Tuesday, 30 July 2013

Where Are The Interviews With Student Protesters?

Every time I hit the two English-language newspapers, whether late at night when I get back from walking the dogs in the park, or late in the morning when I finally rise from the crypt in search of caffeine, I am disappointed; there are no interviews with the student protesters. Not in the Taipei Times, where that ridiculous idiot still prances about pretending to be a managing editor, and not in the China Post either wherein the sparse commentary has been written with a limp-wrist.

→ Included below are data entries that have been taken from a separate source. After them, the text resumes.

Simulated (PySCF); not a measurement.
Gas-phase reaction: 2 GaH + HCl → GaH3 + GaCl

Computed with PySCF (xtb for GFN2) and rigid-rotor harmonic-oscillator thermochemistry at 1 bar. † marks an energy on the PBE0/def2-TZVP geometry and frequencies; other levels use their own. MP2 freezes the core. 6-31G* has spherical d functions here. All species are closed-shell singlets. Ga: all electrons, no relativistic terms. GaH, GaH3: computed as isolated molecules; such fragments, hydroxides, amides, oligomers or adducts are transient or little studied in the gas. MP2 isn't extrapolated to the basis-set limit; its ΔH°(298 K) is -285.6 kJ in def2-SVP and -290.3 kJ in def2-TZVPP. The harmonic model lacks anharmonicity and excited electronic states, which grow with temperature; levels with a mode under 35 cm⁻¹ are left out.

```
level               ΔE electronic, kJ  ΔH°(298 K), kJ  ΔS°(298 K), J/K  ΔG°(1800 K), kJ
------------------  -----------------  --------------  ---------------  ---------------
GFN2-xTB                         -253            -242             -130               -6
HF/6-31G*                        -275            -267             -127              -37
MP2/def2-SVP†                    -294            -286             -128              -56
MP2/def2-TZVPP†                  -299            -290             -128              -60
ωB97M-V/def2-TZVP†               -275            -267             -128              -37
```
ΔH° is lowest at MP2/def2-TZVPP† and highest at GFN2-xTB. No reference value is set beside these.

The only English-language sources on these protests I know of are the blogs of J.M. Cole and Ketty Chen, and although Chen's write-ups and excellent photographic work renders a better sense of the details than Cole's, neither of them have yet reported interviews with any of the students - and this is what I really want. Of course, I should really be trying to do as many of these interviews as possible myself - I really ought to get up to Taipei to have my turn at taking photographs once other necessities down here in Tainan are out of the way. Unlike the ostensible journalists at the newspapers however, such responsibilities are not my chief occupation, and my time is taken up by numerous other things I cannot afford to neglect.

Three draft questions - to be asked to protesters individually, and with allowance for as much elaboration as they would like...
How would you describe yourself ideologically? 
Do you believe the Land Expropriation Act ought to be revised and amended - as per the demands of the Taiwan Rural Front - or do you believe it should be repealed and abolished entirely? 
Do you think of electoral politics as useful for the changes you would like to see, or not?

2 comments:

  1. Those are going to be a mouthful in Chinese. It'll be amazing if anyone manages to ask all three without repetition.

    ReplyDelete
  2. I'm going to run them past a friend or two before I go, but I'd ideally like to get one of my Taiwanese friends to come up to Taipei with me to help. As usual, it's a problem of timing: weekdays off vs weekends off and so on.